When God Learned to Sew

We are women and we survive and of course, we rely on each other to get through the heartaches of our lives.

A particular moment in time is forever captured in my memory of something a dear friend did for me as my marriage was ending.

When I first asked my ex-husband to leave our home, I couldn't sleep in our bed. It smelled of him. It didn't matter that I washed the sheets or changed the blankets and comforter. His scent lingered in our bed of twenty years. It made me crazy to still feel him there when he wasn't.

I threw away the sheets, the blanket the comforter. I bought a single pair of new sheets. I used an old blanket of the kids and borrowed a comforter from my mother. And there, I forced myself to sleep alone without his smell permeating the air of our room. I didn't like it-but I was able to rest some nights.

Six weeks later, I allowed him to come back home. I gave him the last of the second, third, hundred chances-just to be sure. I did what many women do who want to save their families. I tried again, the last hurrah. I went into it with the hope that twenty years truly meant something and there was a chance to salvage a marriage that I spent my entire adult life on and most of my dreams on.

He was back in my bed and his scent spilled again into every fiber of my bed. Our bed. I was happy for awhile-a very short while but long enough to create again a place where married people slept and made love and whispered in the night. Yet, it was also the place where I learned it was futile. There wasn't any hope left and the ending had truly started.

It was over. I knew in my heart it was over and for always. I had this panicked feeling inside of me; what will I do? How will I again replace everything in my bed? How will I sleep again when he goes and he will somehow still linger here?"

At the group home I work in, someone brought in an old blanket. I stood there and thought I will just use this. It's a start. My friend and co-worker, I shall call her Ms. Fix-it, saw me gathering the blanket up.

"What are you doing?" she asked.

I was ashamed; embarrassed that I let him in again to hurt me, humiliated to be put in this position again. "I think it's really done. I am going to have to let him go and make him leave again. I won't be able to sleep, I can't afford to replace…"

"You don't need that. When you took him back I started making you a quilt. I figured it wouldn't work and I also figured you needed to find that out on your own. I'm almost done. I'll hurry."

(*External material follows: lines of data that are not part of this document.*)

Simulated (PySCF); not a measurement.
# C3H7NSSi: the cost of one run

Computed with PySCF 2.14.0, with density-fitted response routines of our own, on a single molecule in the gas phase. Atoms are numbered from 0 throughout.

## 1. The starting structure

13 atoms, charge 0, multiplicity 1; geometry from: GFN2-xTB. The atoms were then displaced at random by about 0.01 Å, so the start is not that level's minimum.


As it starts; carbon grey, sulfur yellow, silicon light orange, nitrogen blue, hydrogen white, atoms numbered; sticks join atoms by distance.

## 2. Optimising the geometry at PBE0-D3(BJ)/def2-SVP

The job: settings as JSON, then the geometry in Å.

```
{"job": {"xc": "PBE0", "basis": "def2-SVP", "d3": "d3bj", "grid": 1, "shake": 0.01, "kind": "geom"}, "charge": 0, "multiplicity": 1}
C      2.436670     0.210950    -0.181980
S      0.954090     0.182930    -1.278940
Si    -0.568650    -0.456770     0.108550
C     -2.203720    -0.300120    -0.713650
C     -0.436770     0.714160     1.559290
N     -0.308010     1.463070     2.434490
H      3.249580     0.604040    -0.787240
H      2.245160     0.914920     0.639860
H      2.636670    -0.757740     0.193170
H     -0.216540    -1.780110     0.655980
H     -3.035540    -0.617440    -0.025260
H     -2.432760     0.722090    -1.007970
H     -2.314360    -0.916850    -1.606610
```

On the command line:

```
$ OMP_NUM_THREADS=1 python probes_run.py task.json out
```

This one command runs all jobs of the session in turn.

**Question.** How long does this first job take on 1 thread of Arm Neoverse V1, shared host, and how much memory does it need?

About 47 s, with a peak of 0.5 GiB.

I went outside then, overcome, and Ms. Fix-it followed me. I cried while she stood there looking uncomfortable. I told her about my shame, my hurt and my anger at God for allowing it all. Right then, at that moment while I was looking up at the sky and shaking my fist at God, a beautiful regal hawk flew over our heads, "…and then God somehow helps in a simple way…he sends someone to make me a quilt and somehow fix a bit of it and…and.. sends me a hawk to show me he's still around here in it all." We both started laughing.

We go on, however broken we become, as women-we go on. And when we feel we can't, its other women whom tend to pull us through it by being there, by noticing what happens in our lives, by listening to every word we may never actually say. Our true friends step in when they are watching us fall. They don't stop us from falling-they can't. They just catch us in soft quilts.